Stellenbosch University: Global Climate Change Ambassadors from SU attend COP27
When it comes to tackling climate change, no event is bigger or more important than the United Nations’ Climate Change Conference, more commonly referred to as the annual Conference of the Parties (COP). This year, COP27 takes place in Sharm el-Sheikh, Egypt, from 6-18 November – and Stellenbosch University’s (SU’s) School for Climate Studies is proud to be part of the programme.
As the only African member of the Global Alliance of Universities of Climate Change (GAUC), the University has joined forces with 14 of the world’s leading universities – including Massachusetts Institute of Technology (MIT), Yale, Oxford and Cambridge – to provide cutting-edge research and academic insight that can help advance climate change solutions.
Who is attending COP27?
Earlier this year, the SU School for Climate Studies collaborated with fellow GAUC member, Sciences Po University in France, to create a course for the training and development of Global Climate Change Ambassadors. Ten to 15 students from each of GAUC’s member universities were selected to take part in the online course, which challenged them to present weekly lectures and discussions on relevant topics, and to solve pressing global climate issues in multicontinental groups.

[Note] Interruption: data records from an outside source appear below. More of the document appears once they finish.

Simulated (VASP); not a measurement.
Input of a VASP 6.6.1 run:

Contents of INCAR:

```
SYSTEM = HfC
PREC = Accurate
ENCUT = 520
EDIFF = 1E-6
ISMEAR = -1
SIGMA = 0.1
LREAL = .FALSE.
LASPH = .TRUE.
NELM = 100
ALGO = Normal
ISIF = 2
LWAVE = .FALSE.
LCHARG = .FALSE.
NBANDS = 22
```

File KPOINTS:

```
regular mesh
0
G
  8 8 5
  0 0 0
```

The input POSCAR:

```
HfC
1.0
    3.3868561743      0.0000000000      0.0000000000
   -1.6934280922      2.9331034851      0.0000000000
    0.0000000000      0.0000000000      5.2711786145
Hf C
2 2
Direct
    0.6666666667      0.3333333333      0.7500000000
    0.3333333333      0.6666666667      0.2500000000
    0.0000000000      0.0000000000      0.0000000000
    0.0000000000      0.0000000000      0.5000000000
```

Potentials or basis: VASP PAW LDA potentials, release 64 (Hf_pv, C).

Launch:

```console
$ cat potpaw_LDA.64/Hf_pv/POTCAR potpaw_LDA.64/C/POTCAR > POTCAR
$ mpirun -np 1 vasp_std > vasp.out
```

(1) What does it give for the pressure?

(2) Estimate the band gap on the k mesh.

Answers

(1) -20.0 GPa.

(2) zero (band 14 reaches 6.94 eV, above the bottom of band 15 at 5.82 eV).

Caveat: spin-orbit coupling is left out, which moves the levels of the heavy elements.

Two of SU’s resulting Global Climate Change Ambassadors are attending COP27, along with the Climate School’s Acting Director, Prof Guy Midgley, and Coordinator of Scientific Research, Kerry-Anne Grey. The team hosted an hour-long event on Wednesday, 9 November – dubbed GAUC Day at the China Pavilion in the Blue Zone of COP27 – inviting three prominent speakers – Dr Chris Tresos of the University of Cape Town, Olivia Rumble of Climate Legal, and Dhesigen Naidoo of the South African Presidential Climate Commission – to discuss the Just Energy Transition.
“We’re here to show that we have something to say,” says Midgley, “and that we have a unique southern African perspective. We want to lay out what the science says from the Africa chapter, and to give this international network of universities a sense of who we are and what we’re doing.”
The final event of GAUC Day celebrated the work of GAUC and the newly trained Global Climate Change Ambassadors. Having taken part in September’s African Regional Forum on Climate Change, as well as GAUC’s Global Youth Summit on Net-Zero Future in early November, SU’s Global Climate Change Ambassadors were fully prepared to represent SU – and southern Africa – at this high-level event.
What hope to gain
“I really want to come back with a strong understanding of where Adaptation and Loss and Damage discussions are going, what people are thinking about the Global Goal and, for us specifically, where the big training and capacity-building opportunities will be,” says Midgley. “It’s an opportunity for reconnaissance and intelligence gathering, as well as strengthening existing relationships and maybe building some new ones.”
In short, it’s the start of a new phase for the School for Climate Studies – engaging more closely in forums discussing the world’s most serious problems is an important step forward. He says SU is proud to be participating actively in the drive for change, informed by an African academic perspective.